Revenue raising measures remain biggest obstacle to budget, says Finance Minister

Finance Minister Abdulla Jihad has said that new revenue raising measures remain the biggest obstacle to the passing of the new budget.

He has, however, expressed his opinion that the collection of lease extension payments up-front – anticipated by the government to raise MVR1.2billion (US$77million)- would not be a problem.

“I don’t think it is a problem because we are giving them for 99 years – that’s quite a long time,” Jihad told Minivan News today. “The property belongs to everyone – it’s the people’s property.”

Maldives Association for Tourism Industry Secretary General Ahmed Nazeer reportedly told the Budget Review Committee yesterday that he anticipated that 50 percent of resort owners would refuse to pay the sum up front.

When asked for additional opinion on the proposed budget today, Nazeer told Minivan News that he felt it would be inappropriate to give further comment whilst the budget was still under review.

The Finance Minister was able to confirm that the government had requested approval for three loans – totalling MVR814million (US$52million) – from the Majlis, of which MVR453million will go towards budget support.

Earlier this month, the Auditor General suggested Jihad had foregone the mandatory parliamentary approval when obtaining MVR300million (US$ 19.45 million) worth of budget support from the Bank of Maldives in May 2012.

Jihad responded that the onerous procedural obligations were circumvented in order to avoid an impending financial disaster.

Budget support

The budget-support loan will come from the Bank of Ceylon, whilst additional loans await approval from Denmark’s Nordea Bank (€2.5million) for the upgrading of Malé’s electricity grid, and OPEC (US$20million) for sewerage projects.
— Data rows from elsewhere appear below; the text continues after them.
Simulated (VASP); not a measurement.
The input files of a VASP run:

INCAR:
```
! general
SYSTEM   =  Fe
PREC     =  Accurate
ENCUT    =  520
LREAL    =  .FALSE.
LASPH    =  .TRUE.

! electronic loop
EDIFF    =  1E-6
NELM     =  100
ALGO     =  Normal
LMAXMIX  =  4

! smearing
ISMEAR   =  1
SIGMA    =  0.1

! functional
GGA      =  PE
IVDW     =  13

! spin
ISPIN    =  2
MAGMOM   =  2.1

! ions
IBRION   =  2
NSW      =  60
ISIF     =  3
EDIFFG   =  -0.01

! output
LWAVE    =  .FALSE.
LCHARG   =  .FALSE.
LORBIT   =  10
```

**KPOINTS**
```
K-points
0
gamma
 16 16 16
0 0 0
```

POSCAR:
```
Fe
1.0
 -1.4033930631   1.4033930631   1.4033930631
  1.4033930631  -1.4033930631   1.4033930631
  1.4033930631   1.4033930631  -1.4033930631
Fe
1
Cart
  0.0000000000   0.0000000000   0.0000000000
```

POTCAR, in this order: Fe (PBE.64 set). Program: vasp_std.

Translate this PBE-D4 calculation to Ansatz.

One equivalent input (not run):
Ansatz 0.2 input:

After details of the high interest to be paid on the Bank of Ceylon’s loan emerged, Jihad last week use the term “beggars cannot be choosers,” noting that the Maldives has no choice but to borrow from commercial banks at high interest rates.

“We could go to Bank of New York, but they will not lend to us. The best bet now is Bank of Ceylon,” he said.

An agreement to receive 50 million yuan (US$ 8.2 million) in development aid from the Chinese government has already been approved this month, whilst Indian media has reported that President Abdulla Yameen’s state visit will see the resumption of a currently-dormant standby-credit facility.

The Budget Review Committee is expected to conclude deliberations upon the 2014 budget by December 20-21, explained Jihad, after which it will be sent to the full floor for further consideration.

Discussion of revenue raising measures is scheduled for Wednesday (December 18).

Similar issues

Failure to realise new streams of revenue, alongside an inability to curb expenditure saw the previous government – under which Jihad also served as finance minister – forced to divert capital expenditure to recurrent costs.

The proposed budget for 2014 is a record MVR 17.5 billion (US$1.1 billion), with a 6.7 percent growth in total expenditure mainly due to a MVR 1.1billion (US$72,687,239) increase in recurrent costs, accounting for over 73 percent of outgoings.

Both Jihad and Maldives Monetary Authority Governor Dr Fazeel Najeeb have told the Majlis committee that the proposed 2014 budget must be reduced if the government’s new revenue streams were not realised, with Jihad targetting the billion dollar tourism industry.

“The main revenue generator is tourism. From where else can we generate extra revenue? I don’t believe that we are presently charging taxes that are too high for the tourism sector,” local media reported him as saying yesterday.

The proposed revenue raising measures will provide the state with a total of  MVR3.4billion (US$ 224million). However, the People’s Majlis will need to amend laws including revisions to tax laws and import tariffs to realise the expected revenue.

Proposed measures include raising Tourism Goods and Service Tax by 50 percent, delaying the abolition of tourism bed tax, raising airport departure charges for foreign passengers by 28 percent, and leasing a further 12 islands for resort development.

In his inauguration speech, Yameen warned the country’s economy was in “a deep pit” and pledged to reduce state expenditure. Local media reports quote Yameen saying he would cut expenditure by amounts varying between MVR 1 billion and 4 billion.

A World Bank report on the state the Maldives’ economy last week described the country as “spending beyond its means”.


4 thoughts on “Revenue raising measures remain biggest obstacle to budget, says Finance Minister”

  1. Looks like morons are going to put the last nail on the coffin, the rent of 99 years going to be robbed from the future generation. I have better idea, go with begging ball at the airport and ask every tourist, “please give 70 $ for our budget”. I am sure they will give that for you but don’t go ask them with arrogance , this is what Allah has commanded for visiting our sacred sand dunes , if you get one million tourist, you will get 70 millions, jack ass can at least should know how to beg, instead trying to do everything through monkey business .

  2. I would personally never take a chance on leasing any island in Maldives for 99 years. It’s a very unstable population, it’s impossible to forecast what would happen 10 years ahead. Some fractions of the population are easily manipulated and it can easily escalate to situations you now have in Syria. One other thing, how high is the water level in 50 years????? What if another tsunami hits the area? I think is better to invest in more stable place.

  3. Maldives tourism have performed consistently over 40 years without a hitch. Avarage investment return is in excess of 30%.

    With democracy, Maldives is more stable than ever and certainly better investment than Greece or Spain.

  4. Jihad as Minister of Finance! Come on Yamin! Wake up and smell the uselessness! That corrupt self serving bureaucrat has proven time and again how utterly incompetent he is! Give him the boot if you have any incline to do any good for your country.